How can I ask "please nomad, kindly place <job> onto this node"

I noticed that the a node which I expected to be running an allocated job, isn’t. Is there a way to recover that? I want to say, “please nomad, kindly place onto this node”

The job definition definitely matches, there are 149 OTHER nodes named similarly which do run this job. The job has constraints which match this node.

To be clear, there are other jobs allocated on this node perfectly. I’d rather not nomad node drain -enable -self and nomad node drain -disable -self as those running jobs have established TCP connections I’d not want to reset.

Hi @jrwren. I would recommend looking at job constraints which could be used to ensure the job is placed on a specific node.

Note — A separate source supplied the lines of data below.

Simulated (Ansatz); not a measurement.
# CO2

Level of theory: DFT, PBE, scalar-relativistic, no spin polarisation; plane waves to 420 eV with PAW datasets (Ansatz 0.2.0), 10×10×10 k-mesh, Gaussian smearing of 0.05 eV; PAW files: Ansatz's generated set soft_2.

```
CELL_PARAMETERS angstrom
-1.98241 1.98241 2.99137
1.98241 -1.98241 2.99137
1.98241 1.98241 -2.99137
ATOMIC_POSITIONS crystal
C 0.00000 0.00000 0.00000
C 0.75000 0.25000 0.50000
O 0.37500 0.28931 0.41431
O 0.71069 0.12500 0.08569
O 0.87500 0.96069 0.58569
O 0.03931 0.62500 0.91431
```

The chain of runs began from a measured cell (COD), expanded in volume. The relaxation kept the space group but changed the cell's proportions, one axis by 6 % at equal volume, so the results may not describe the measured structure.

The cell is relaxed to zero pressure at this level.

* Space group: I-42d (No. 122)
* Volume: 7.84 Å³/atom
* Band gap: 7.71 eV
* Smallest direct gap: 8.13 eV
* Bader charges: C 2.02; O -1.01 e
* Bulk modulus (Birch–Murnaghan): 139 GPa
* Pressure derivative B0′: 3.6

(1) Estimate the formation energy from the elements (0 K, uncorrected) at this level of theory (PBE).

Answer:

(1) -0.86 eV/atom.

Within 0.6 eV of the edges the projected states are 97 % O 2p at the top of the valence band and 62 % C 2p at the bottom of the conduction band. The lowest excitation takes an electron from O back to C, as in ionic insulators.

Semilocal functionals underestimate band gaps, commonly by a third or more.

The constraint may look something like the following:

constraint {
    attribute = "${node.unique.id}"
    value     = "9afa5da1-8f39-25a2-48dc-ba31fd7c0023"
}

Thanks,
jrasell and the Nomad team

I tried to say that this is already done. The job constraint is in place. There are 2 other jobs with the exact same constraint allocated on this node. The job which isn’t allocated on this node once was allocated on this node but something happened to make it disappear and nomad either isn’t aware or didn’t reallocated it.

Hi @jrwren. Do you have any logs or error messages to help understand what happened? Are you able to try stopping the job, and resubmitting it?

Thanks,
jrasell and the Nomad team

I don’t know how to look for logs specific to that node and job.

I cannotdo not know how to stop and resubmit the job without interrupting the other 149 allocations. Doing so would interrupt service. We are planning on doing that in a few days or so for other reasons. I’m looking forward to see how the allocations change at that point, but it certainly would be nice to recover this one missing allocation on this one node.

It turns out the underlying docker installed on these systems suffers from a bug in which sometimes a dying container is not entirely cleaned up. It shows in docker ps output as running, but there are no processes. nomad sees it as running even though the health checks are not able to run. This seems to prevent nomad from starting a new one since it thinks it is already running.

Best fix: upgrade the docker package.